Henry Wadsworth Longfellow, 1837

A review of Twice-Told Tales

[From an unsigned review, North American Review, vol. 45, pages 59-73, July 1837]


When a new star rises in the heavens, people gaze after it for a season with the naked eye, and with such telescopes as they may find. In the stream of thought, which flows so peacefully deep and clear, through the pages of this book, we see the brignt reflection of a spiritual star, after which men will be fain to gaze "with the naked eye, and with the spyglasses of criticism." This star is but newly risen; and ere long the observations of numerous star-gazers, perched up on arn-chairs and editors' tables, will inform the world of its magnitude and its place in the heaven of poetry, whether it be in the paw of the Great Bear, or on the forehead of Pegasus, or on the strings of the Lyre, or in the wing of the Eagle. Our own observations are as follows.
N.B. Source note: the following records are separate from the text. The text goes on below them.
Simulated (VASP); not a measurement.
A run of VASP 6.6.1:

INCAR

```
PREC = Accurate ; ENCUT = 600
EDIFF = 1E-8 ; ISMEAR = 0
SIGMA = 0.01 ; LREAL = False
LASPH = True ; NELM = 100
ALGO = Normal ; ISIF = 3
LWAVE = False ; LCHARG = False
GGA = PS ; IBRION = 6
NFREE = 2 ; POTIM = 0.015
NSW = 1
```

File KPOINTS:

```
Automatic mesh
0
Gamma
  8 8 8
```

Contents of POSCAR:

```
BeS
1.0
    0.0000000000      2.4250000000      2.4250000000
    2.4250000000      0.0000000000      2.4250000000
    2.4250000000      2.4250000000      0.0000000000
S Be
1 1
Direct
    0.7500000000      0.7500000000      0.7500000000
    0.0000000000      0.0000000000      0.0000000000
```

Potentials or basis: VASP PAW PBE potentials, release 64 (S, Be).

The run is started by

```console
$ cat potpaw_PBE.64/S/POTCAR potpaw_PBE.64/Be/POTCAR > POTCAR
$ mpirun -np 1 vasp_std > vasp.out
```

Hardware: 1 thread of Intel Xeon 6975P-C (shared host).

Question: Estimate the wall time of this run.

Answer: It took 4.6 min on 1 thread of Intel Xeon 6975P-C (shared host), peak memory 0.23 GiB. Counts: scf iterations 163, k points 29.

To this little work we would say, "Live ever, sweet, sweet book." It comes from the hand of a man of genius. Every thing about it has the freshness of morning and of May. These flowers and green leaves of poetry have not the dust of the highway upon them. They have been gathered fresh from the secret places of a peaceful and gentle heart. There flow deep waters, silent, calm, and cool; and the green trees look into them, and "God's blue heaven." The book, though in prose, is written nevertheless by a poet. He looks upon all things in the spirit of love, and with lively sympathies; for to him external form is but the representation of internal being, all things having a life, an end and aim. The true poet is a friendly man. He takes to his arms even cold and inanimate things, and rejoices in his heart, as did St. Bernard of old, when he kissed his Bride of Snow. To his eye all things are beautiful and holy; all are objects of feeling and of song, from the great hierarchy of the silent, saint-like stars that rule the night, down to the little flowers which are "stars in the firmament of the earth." * * *

There are some honest people into whose hearts "Nature cannot find the way." They have no imagination by which to invest the ruder forms of earthly things with poetry. They are like Wordsworth's Peter Bell;

"A primrose by a river's brim,
A yellow primrose was to him,
And it was nothing more."

But it is one of the high attributes of the poetic mind, to feel a universal sympathy with Nature, both in the material world and in the soul of man. It identifies itself likewise with every object of its sympathy, giving it new sensation and poetic life, whatever that object may be, whether man, bird, beast, flower, or star. As to the pure mind all things are pure, so to the poetic mind all things are poetical. To such souls no age and no country can be utterly dull and prosaic. They make unto themselves their age and country; dwelling in the universal mind of man, and in the universal forms of things. Of such is the author of this book.

* * *

The Twice-Told Tales are so called, we presume, from having been first published in various annuals and magazines, and now collected together, and told a second time in a volume by themselves. And a very delightful volume do they make; one of those, which excite in you a feeling of personal interest for the author, A calm, thoughtful face seems to be looking at you from every page; with now a pleasant smile, and now a shade of sadness stealing over its features. Sometimes, though not often, it glares wildly at you, with a strange and painful expression, as, in the German romance, the bronze knocker of the Archivarius Lindhorst makes up faces at the Student Anselmus.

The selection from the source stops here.